Usage of class_weights in model.fit()

Andrea Cimino

unread,

May 18, 2016, 6:14:31 PM5/18/16

to Keras-users

I am working on a classification task, where the classes to be recognized are unbalanced: what

happens is that the trained model always predicts the most probable classes instead

of the class with fewer examples.

Suppose I have 3 classes with these frequencies: {0: 1000, 1:500, 2: 100},

how the class_weights parameter should be tuned most likely?

In my mind there are two possible configurations:

1) {0: 0.1, 1: 0.5, 2: 1}

2) {0: 1: 1: 0.5:, 2: 0.1}

Could someone please elaborate on that?

Kind regards

Craig Pfeifer

unread,

May 22, 2016, 9:33:17 PM5/22/16

to Keras-users

You can use sci-kit learn's sklearn.utils.compute_class_weight():

https://github.com/scikit-learn/scikit-learn/blob/master/sklearn/utils/class_weight.py

Which will look at the distribution of labels, and produce weights to equally penalize under/over represented classes in the training set.
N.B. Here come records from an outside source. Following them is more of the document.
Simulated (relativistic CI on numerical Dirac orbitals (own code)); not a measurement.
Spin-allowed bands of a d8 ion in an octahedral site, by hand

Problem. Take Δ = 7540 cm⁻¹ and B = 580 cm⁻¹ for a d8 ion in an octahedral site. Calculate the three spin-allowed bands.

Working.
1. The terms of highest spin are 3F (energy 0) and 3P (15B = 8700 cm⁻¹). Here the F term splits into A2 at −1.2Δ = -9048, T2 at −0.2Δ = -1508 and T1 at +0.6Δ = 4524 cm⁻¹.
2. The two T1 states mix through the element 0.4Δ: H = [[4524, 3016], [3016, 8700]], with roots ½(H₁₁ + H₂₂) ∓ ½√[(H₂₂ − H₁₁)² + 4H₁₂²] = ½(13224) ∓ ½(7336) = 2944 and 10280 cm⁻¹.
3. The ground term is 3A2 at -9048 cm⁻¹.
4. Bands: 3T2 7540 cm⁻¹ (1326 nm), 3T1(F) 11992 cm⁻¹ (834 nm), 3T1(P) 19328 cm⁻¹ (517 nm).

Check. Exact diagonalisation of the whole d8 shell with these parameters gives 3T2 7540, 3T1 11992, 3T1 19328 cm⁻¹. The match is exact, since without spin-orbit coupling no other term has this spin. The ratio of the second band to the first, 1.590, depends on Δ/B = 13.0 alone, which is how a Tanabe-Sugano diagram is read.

You can then pass this list to the class_weight param of the model.fit() function.

Andrea Cimino

unread,

May 23, 2016, 6:36:48 AM5/23/16

to Craig Pfeifer, Keras-users

Thanks Craig for this pointer,

I will look to use this method to produce the weights for my inbalanced data.

I have seen that the implementation is based on this paper:

http://gking.harvard.edu/files/0s.pdf,

so I will look into it too.

Andrea

--
You received this message because you are subscribed to a topic in the Google Groups "Keras-users" group.
To unsubscribe from this topic, visit https://groups.google.com/d/topic/keras-users/MUO6v3kRHUw/unsubscribe.
To unsubscribe from this group and all its topics, send an email to keras-users...@googlegroups.com.
To view this discussion on the web, visit https://groups.google.com/d/msgid/keras-users/8b4b904e-d95e-4c55-b51a-f0b10bf4b120%40googlegroups.com.
For more options, visit https://groups.google.com/d/optout.

beaun...@gmail.com

unread,

Aug 31, 2016, 4:17:21 PM8/31/16

to Keras-users

Hi Andrea,

Starting high level: To train unbalanced classes 'fairly', we want to increase the importance of the under-represented class(es).

To do this, we need to chose a reference class. You can pick any class to serve as the reference, but conceptually, I like the majority class (the one with the most samples).

Creating your class_weight dictionary:

1. determine the ratio of reference_class/other_class. If you choose class_0 as your reference, you'll have (1000/1000, 1000/500, 1000/100) = (1,2,10)

2. map the class label to the ratio: class_weight={0:1, 1:2, 2:10}

Conceptually, what your dict is saying is that, during training, class_1 should be treated as 2x as important as class_0. Likewise class_2 should be treated as 10x as important as class_0 and 5x as important as class_1

Andrea Cimino

unread,

Sep 1, 2016, 4:25:15 AM9/1/16

to Keras-users, beaun...@gmail.com

Il giorno mercoledì 31 agosto 2016 22:17:21 UTC+2, beaun...@gmail.com ha scritto:

Hi Andrea,
Starting high level: To train unbalanced classes 'fairly', we want to increase the importance of the under-represented class(es).
To do this, we need to chose a reference class. You can pick any class to serve as the reference, but conceptually, I like the majority class (the one with the most samples).
Creating your class_weight dictionary:
1. determine the ratio of reference_class/other_class. If you choose class_0 as your reference, you'll have (1000/1000, 1000/500, 1000/100) = (1,2,10)
2. map the class label to the ratio: class_weight={0:1, 1:2, 2:10}

Thanks for your kind suggestion.

I will try to experiment with these settings and see if I will get some improvements!

Ciao,

Andrea

phydo...@gmail.com

unread,

Jan 30, 2018, 1:59:39 AM1/30/18

to Keras-users

Actually, you still need to pass the dict to the class_weight param of the model.fit() function. Passing list does not work.

something like:

from sklearn.utils.class_weight import compute_class_weight

class_weight_list = compute_class_weight('balanced', np.unique(y_train_labels), y_train_labels)
class_weight = dict(zip(np.unique(y_train_labels), class_weight_list))

pranitap...@gmail.com

unread,

Mar 7, 2018, 4:50:33 AM3/7/18

to Keras-users

I have four unbalanced classes with one-hot encoded target labels. I saw many posts suggesting to use sample_weights attribute of fit function in Keras but I did not find a proper example or documentation.Can someone tell me how to get class_weights or sample_weights for one-hot encoded target labels?